[issue31815] Make itertools iterators interruptible

2018-06-23 Thread Raymond Hettinger


Raymond Hettinger  added the comment:

I don't think a new public API should be introduced.  This is at best an 
implementation detail.  

Also, I really don't want to garbage-up the inner-loop code for the itertools.  
I've spent a good deal of time micro-optimizing this code and don't want to 
throw it away for something that is of nearly zero value and imo not a real 
issue that affects real users.

Marking this a closed for now.  We can discuss it more at the sprints (Python 
3.8 is still a long way away).

--
resolution:  -> rejected
stage: patch review -> resolved
status: open -> closed

___
Python tracker 

___
___
Python-bugs-list mailing list
Unsubscribe: 
https://mail.python.org/mailman/options/python-bugs-list/archive%40mail-archive.com



[issue31815] Make itertools iterators interruptible

2018-06-23 Thread Nick Coghlan


Nick Coghlan  added the comment:

The purpose would be two-fold:

1. The presence of the `check_signals()` wrapper provides a way to more 
explicitly document that the other itertools iterators *don't* implicitly check 
for signals, so if you want to combine them with consumers that also don't 
check for signals, then you're going to need to wrap the iterator.

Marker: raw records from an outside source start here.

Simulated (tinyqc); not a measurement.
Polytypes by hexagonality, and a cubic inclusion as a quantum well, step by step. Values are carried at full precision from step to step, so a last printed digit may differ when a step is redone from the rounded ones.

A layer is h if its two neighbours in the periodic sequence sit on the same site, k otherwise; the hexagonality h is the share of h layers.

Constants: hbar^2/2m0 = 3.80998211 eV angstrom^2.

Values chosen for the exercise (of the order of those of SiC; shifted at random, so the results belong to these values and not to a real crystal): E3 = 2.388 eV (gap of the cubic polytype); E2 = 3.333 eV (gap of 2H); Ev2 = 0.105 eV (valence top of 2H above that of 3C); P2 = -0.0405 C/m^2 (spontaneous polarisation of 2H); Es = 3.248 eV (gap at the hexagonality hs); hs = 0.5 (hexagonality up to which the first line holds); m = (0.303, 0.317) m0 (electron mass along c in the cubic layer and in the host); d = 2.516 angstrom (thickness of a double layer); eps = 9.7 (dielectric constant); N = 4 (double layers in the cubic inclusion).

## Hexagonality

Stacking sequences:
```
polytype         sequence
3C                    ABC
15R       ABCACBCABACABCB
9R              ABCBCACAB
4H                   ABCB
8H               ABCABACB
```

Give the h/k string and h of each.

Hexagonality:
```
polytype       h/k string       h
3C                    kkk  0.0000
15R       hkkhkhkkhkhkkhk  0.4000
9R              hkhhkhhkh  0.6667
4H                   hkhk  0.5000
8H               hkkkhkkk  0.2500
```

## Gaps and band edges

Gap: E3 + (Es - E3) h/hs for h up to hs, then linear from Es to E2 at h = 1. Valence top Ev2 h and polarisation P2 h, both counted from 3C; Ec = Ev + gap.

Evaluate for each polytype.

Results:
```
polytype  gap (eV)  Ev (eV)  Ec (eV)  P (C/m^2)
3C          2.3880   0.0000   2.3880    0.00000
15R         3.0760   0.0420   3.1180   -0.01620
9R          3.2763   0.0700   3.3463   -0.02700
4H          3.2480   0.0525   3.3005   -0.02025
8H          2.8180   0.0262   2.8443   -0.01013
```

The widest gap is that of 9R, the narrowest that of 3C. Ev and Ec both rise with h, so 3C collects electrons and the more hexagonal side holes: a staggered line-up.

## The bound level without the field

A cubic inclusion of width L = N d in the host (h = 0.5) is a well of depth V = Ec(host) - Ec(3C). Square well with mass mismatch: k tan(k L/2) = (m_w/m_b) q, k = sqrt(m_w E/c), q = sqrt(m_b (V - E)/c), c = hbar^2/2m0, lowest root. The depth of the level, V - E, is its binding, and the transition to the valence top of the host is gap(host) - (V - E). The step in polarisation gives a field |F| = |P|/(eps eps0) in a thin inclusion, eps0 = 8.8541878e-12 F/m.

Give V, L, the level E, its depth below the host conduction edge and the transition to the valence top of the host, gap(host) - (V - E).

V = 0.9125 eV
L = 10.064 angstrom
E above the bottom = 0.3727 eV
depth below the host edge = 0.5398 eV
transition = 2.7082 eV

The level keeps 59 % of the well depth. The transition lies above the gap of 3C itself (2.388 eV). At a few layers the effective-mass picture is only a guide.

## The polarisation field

2. As a helper for integration code that's dealing with consumers that don't 
check for signals, but want to make those loops interruptible. Doing that in 
Python (as in my example) is inefficient, since you end up running Python 
bytecode on every iteration, and also don't have as much control over exactly 
when the signals get checked.

Given a solution to issue 33939, I'd drop the priority on this issue to low, 
but I don't think it would make it redundant.

--

___
Python tracker 

___
___
Python-bugs-list mailing list
Unsubscribe: 
https://mail.python.org/mailman/options/python-bugs-list/archive%40mail-archive.com



[issue31815] Make itertools iterators interruptible

2018-06-23 Thread Raymond Hettinger


Raymond Hettinger  added the comment:

> What if itertools were to offer an opt-in ...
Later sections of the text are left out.